Ray isn't treated as a simple cardboard character. He is a good guy whose ambitions led him to make some dumb decisions, but ultimately he cared about his family and about doing the right thing.

Throughout the season, Ray isn’t defined by his ethnicity, but nor is it ignored. This is a character that speaks to his family in Hindi, whose wife and son are wearing Desi garb the first time they are introduced, who tries to send his family to his relatives in Bihar when they are in danger, and whose house is adorned with Desi objects.

Ray’s Indian-ness doesn’t put him at odds with the world of Daredevil and the FBI, nor is he seen as non-American. Other shows tend to keep their Indian characters as platforms for discussions about the search for identity and the difficulty of balancing different cultures.

Here again, Ray is different. There was no contradiction between Ray’s South Asian heritage, or his American nationality.



Growing up in Wisconsin, it was always tough for me to square my many identities into something that I could be comfortable with. There were plenty of times where listening to Indian music, eating Indian food for lunch, or even discussing my family’s cultural and religious practices at home were treated as ‘foreign’ or ‘exotic’ (at best) by my peers at school.

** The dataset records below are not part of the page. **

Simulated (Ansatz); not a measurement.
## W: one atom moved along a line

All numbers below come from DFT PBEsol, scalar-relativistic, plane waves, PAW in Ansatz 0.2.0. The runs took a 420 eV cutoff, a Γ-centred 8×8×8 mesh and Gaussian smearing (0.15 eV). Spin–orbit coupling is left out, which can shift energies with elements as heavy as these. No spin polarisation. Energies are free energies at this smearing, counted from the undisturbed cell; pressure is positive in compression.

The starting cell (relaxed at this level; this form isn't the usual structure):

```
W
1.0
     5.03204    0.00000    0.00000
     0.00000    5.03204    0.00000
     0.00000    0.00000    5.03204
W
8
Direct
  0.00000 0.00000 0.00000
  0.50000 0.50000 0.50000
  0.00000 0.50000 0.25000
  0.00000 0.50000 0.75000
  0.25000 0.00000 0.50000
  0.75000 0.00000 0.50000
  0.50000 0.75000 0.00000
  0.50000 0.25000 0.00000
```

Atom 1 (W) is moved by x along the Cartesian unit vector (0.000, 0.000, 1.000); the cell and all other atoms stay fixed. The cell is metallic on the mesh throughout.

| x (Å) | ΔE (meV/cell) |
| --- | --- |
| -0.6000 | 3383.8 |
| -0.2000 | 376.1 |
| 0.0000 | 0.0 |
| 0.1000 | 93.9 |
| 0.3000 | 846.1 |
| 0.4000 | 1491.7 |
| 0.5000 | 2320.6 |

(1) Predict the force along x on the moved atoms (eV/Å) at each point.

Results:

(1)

Even if my family was supportive of integrating my Indian-ness into America, the rest of society seemed to indicate otherwise. Seeing a character who is confident in his Desi identity, someone whose identity is represented as a regular part of the American experience is inspiring.

They could have done more to discuss the major issues that South Asians face growing up in America. But Ray is still a supporting character in a Marvel show.

Nevertheless, watching a show where the characters that look like you, share the same heritage as you, and are shown as complex characters that are just as American and normal as the other characters on screen, it makes a big difference.